Tesla reports 9 percent dip in first quarter revenue
Tesla saw a 9 percent year-over-year decline in first-quarter revenue, the electric vehicle (EV) company said Tuesday.
The drop in revenue, Tesla’s largest since 2012, comes as the EV firm faces falling sales and growing competition.
Tesla slashed the price of three of its best-selling vehicles — the Model X, Model Y and Model S — by $2000 each on Friday, just weeks after reporting a significant dip in first-quarter sales.
Vehicle deliveries were down 8.5 percent compared to last year, falling from 423,000 in the first quarter of 2023 to 386,810 in the same three-month period of 2024.
The EV company has blamed declining sales and revenues on recent shipping difficulties in the Red Sea, an arson attack on a German factory, and the ramp-up of production of its updated Model 3 at a California factory.

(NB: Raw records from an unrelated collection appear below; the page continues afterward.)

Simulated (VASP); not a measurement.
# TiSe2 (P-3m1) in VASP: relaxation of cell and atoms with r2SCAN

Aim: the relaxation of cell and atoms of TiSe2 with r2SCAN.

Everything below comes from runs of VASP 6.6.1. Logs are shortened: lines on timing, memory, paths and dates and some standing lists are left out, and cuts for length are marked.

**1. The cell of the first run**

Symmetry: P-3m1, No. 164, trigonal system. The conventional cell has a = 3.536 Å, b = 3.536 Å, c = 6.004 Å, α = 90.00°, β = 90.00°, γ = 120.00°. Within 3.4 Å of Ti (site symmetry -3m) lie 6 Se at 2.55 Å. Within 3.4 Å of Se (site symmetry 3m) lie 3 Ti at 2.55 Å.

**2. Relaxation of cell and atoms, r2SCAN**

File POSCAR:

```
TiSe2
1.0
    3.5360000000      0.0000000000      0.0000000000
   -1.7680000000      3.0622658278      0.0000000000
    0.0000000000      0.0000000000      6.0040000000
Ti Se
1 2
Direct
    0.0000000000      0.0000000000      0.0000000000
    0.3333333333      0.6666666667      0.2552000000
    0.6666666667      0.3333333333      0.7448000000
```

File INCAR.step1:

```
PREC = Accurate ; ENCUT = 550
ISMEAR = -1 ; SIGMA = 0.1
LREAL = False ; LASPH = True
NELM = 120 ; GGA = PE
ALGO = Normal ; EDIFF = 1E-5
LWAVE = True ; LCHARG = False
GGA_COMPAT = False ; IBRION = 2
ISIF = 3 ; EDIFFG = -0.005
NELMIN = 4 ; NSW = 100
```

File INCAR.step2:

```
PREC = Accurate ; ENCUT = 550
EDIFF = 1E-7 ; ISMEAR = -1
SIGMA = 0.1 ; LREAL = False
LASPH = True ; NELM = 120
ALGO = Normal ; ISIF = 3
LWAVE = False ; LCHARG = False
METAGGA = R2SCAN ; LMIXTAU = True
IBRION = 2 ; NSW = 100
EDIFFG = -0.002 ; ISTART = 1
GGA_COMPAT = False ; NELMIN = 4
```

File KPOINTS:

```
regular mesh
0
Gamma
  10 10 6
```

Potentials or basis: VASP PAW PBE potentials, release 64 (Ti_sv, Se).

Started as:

Tesla also announced plans last week to cut 10 percent of its workforce, or about 14,000 employees, which CEO Elon Musk argued would “enable us to be lean, innovative and hungry for the next growth phase cycle.”
Since the start of the year, the company’s stock price has fallen by more than 40 percent.
However, Tesla’s stock jumped in after-hours trading Tuesday, after announcing plans to move up the timeline on production of new vehicles, including more affordable models.